Haters

Right off the bat as soon as I step into the dressing room I feel that I am surrounded by mostly catty bitches, I'm getting stared down and it's so uncomfortable. I guess all strippers kinda have to be screwed up in someway but dam I'm here just trying to make money to support my son and help me make ends meet I've even had customers ask me 'why are all the girls lookin at you like your a peice of shit?' I just shake it off and say I'm new here and just come by occasionally I dont really know why... I wonder why though maybe because they dont know me or they could possibly feel threatened by me somehow or they dont like the way I carry myself who really knows.
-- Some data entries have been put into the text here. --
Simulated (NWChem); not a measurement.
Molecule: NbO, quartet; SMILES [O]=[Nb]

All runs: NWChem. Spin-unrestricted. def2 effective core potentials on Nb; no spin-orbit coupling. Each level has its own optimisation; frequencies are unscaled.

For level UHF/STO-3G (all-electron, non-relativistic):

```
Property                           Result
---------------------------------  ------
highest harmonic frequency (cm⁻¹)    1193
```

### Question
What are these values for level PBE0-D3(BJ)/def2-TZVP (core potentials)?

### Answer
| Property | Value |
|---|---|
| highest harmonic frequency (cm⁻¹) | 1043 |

Out of the club it doesn't end one time I was walking down the street with my son and this guy from the club is yelling my name out and I'm thinkin what the hell I'm here with my child I'm not gonna stop and have you hitting on me trying to get my number or whatever so I ignore him, obviously he was a younger guy so he's dumb like that he's going to try and talk to me, then he starts yelling you slut you whore thats when I just popped my earphones in and cranked the I pod up. Is dancing worth all the bullshit? sometimes I really don't know but the moneys so dam good I guess it's kinda like a trap. Is dancing really cut out for me what do you really think? I personally think it is when I make a whole bunch of money but on the flipside when I make shit money I feel like shit. I once had a lady who stripped for 20 years tell me you have to have real thick skin to do this and she knew what she was talking about. Dancing has made me a different person in someways also it has made me a better person but the bullshit just keeps on coming.